Above: View of the wall with the title of the studio, 'Ritual Flesh'; Carlito signing a picture that he gifted me.
So these are all the pieces that will be on view at Canal Street?
Yeah. The exhibition on Canal Street, that is also kind of a manifesto, a vision manifesto, or whatever you call it, an experience, it’s called ‘Mythologia Libre,’ and it’s a lot about the end of all boundaries. I think there’s a new way to see art, to live art, and for me this is to destroy the boundaries between sculpture, painting, music, poetry, films, videos, so all these media are coming together to create one mythologia.
So you produced this music?
Yes, we created the whole soundtrack with a musician, with the poetry that, there’s one actress called Golshifteh Farahani from Iran, that I sent her my poetry, she recorded it, and then it comes back here, we took parts of classical music remixed — it’s a bit like the way I create my paintings, there are a lot of elements from different cultures and states of mind, I do the same with the music. You can also see some video loops — in the studio I have an animation table, so all the films I make here. I make my paintings with collage, so I take a lot of pieces before I do the collage with the painting and bring them to the animation table.
And what do you use for collage, what do you gravitate toward?

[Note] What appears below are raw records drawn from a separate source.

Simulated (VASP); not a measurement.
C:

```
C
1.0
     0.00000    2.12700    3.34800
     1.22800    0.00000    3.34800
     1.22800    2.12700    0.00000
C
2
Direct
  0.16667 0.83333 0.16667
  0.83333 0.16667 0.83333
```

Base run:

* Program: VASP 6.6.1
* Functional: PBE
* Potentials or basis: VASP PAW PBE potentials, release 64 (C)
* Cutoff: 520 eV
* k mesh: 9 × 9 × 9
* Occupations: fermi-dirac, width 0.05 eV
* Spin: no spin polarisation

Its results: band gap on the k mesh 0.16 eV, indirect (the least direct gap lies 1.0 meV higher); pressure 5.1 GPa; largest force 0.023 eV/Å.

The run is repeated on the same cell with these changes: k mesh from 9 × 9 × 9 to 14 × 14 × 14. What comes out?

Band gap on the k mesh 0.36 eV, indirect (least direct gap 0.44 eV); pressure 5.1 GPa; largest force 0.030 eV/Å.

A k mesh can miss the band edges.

You know, I mostly use my own samples. I call it my supermarket.
So it’s all from you, it’s all produced from the same source.
Yeah, I do a lot, a lot of strokes, faces, characters and papers, and I call it my supermarket. When I’m doing a painting and I need a certain face with a certain emotion, I look for it and when I find it, I destroy it, cut it, mount it to the canvas. I call it archeology from the riverside, I put treasures and then I cover them a bit. So there’s a lot of layering in my paintings.